For some embodiments, the device 300 may receive a system idle signal indicating a current power state of the platform. As described above, the system idle signal may indicate an OBFF event (e.g., CPU Active, OBFF, or Idle). The device 300 may use the information from the system idle signal to determine whether the computing platform is in an active or idle state, and thus further control the fetching or retrieval of data from the platform.
During the accumulation stage (410), the device 300 may continue to fetch TX data (411) and load the data into the data buffer 310 (412) as long as the buffer fill level has not reached the first buffer threshold T1 (413). For some embodiments, TX data may be loaded into the data buffer 310 at a higher rate than the TX data is output to the external device. As a result, data buffer 310 may continue to accumulate data during the accumulation stage (410) even while TX data is concurrently or simultaneously transmitted to the external device.
Once the buffer fill level has reached or exceeded the first buffer threshold T1 (413), the device 300 enters the power-saving stage (420). Specifically, the device 300 may subsequently determine whether the computing platform is currently in a low-power idle state (423). As described above, the device 300 may perform this determination based on the OBFF event indicated by the system idle signal. If the device 300 determines that the platform is not in a low-power idle state (423), it may then determine whether the buffer fill level currently exceeds the first buffer threshold T1 (426). If the buffer fill level is at or above the first buffer threshold T1 (426), the device 300 may temporarily suspend fetching of additional TX data (425) while continuing to monitor the idle state of the computing platform (423).
If the computing platform is not in a low-power idle state (423) and the buffer fill level is below the first buffer threshold T1 (426), the device 300 may proceed to fetch additional TX data from the computing platform (421) and load the data in the data buffer 310 (422). The data buffer 310 may accumulate more data while the computing platform is already in an active power state, since the platform may be able to respond to data fetch requests as soon as possible.

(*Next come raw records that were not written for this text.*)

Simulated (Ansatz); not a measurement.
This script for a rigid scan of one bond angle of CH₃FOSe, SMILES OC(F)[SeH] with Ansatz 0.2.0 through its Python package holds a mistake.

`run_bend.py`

If, at any time, the device 300 determines that the computing platform is in a low-power idle state (423), the device 300 may subsequently determine whether the buffer fill level currently exceeds the second buffer threshold T2 (424). If the amount of data stored in the buffer 310 remains at or above the second buffer threshold T2 (424), the device 300 may temporarily suspend requests to fetch additional TX data (425) while continuing to monitor the idle state of the computing platform (423). If the computing platform is in a low-power idle state (423) and the buffer fill level falls below the second buffer threshold T2 (424), the device 300 may reenter the accumulation stage (410).
The data buffer operation 400 may enable the device 300 to continue transmitting TX data from the data buffer 310 while suspending requests to fetch additional TX data from the computing platform as long as the platform is in a low-power idle state and the buffer fill level has not fallen below the second buffer threshold T2. Moreover, if the buffer fill level falls below the second buffer threshold T2 while the platform is in a low-power idle state, the device 300 may begin re-accumulating TX data. This may enable the computing device 300 to deliver an uninterrupted transmission of TX data to an external device, while also increasing the duration of the low-power idle state of the computing platform.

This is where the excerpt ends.